Other News Materials 27 January 2009 11:35 (UTC +04:00)

US President Barack Obama on Monday said his administration would be willing to engage in diplomacy with Iran on its controversial nuclear programme, in a reiteration of statements that drew fire during his election campaign, reported dpa.

In his first sit-down interview as president, Obama told al-Arabiya television that he felt it was important for the United States to be willing to talk with Iran and said his administration would lay out a framework for how to do so.

"As I said during my inauguration speech, if countries like Iran are willing to unclench their fist, they will find an extended hand from us," he said.

Similar statements made during his campaign to secure the Democratic Party's nomination and the general election were dubbed naive by opponents, including Republican John McCain and now Secretary of State Hillary Clinton.

Earlier Monday, his ambassador to the United Nations, Susan Rice, said Washington would consider direct diplomacy with Tehran.

She said she will work closely with the other four permanent members of the UN Security Council - Russia, China, France and Britain - and Germany to engage constructively with the Tehran government to end its nuclear programme suspected of manufacturing nuclear weapons.

"We look forward to engage in vigorous diplomacy, which includes direct diplomacy, with Iran," she said.

"We will look to maintain pressure on ending Iran's nuclear programme," she said. "Dialogue and diplomacy will go hand in hand with a firm message that Iran needs to meet its obligations defined by UN Security Council resolutions and its refusal to do so will only cause pressure to increase."

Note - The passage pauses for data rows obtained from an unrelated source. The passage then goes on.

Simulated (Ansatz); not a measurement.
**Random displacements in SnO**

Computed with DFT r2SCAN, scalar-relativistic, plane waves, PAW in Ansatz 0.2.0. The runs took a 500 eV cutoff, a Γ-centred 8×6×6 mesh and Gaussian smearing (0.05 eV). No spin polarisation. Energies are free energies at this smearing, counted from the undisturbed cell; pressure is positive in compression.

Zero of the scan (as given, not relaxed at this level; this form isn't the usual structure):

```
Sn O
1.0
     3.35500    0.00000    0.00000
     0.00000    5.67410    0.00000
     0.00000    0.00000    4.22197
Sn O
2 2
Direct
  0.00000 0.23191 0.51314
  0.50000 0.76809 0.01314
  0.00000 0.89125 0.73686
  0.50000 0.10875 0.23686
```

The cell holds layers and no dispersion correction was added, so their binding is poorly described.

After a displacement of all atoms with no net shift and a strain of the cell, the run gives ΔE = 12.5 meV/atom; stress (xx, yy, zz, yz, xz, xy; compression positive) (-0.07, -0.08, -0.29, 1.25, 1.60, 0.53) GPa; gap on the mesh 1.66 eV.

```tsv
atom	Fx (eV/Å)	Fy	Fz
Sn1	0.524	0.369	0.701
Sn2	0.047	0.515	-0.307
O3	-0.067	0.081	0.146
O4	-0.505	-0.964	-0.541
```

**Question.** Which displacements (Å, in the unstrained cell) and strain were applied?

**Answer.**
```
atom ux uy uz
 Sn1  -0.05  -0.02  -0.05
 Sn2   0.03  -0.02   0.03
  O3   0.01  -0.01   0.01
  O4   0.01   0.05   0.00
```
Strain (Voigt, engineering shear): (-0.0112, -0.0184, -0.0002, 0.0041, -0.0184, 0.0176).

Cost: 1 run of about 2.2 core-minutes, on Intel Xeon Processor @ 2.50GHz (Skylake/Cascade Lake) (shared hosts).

White House spokesman Robert Gibbs said Rice was expressing a long-standing Obama position, but that there were "no specific initiatives" to be announced toward Iran.

The former Bush administration had considered last year a direct link with Iran with the opening of a US office in Tehran in order to improve relations between the two countries. US diplomatic ties with Iran were severed after the Islamic revolution in Iran and the seizure of the US embassy in Tehran in the early 1980s.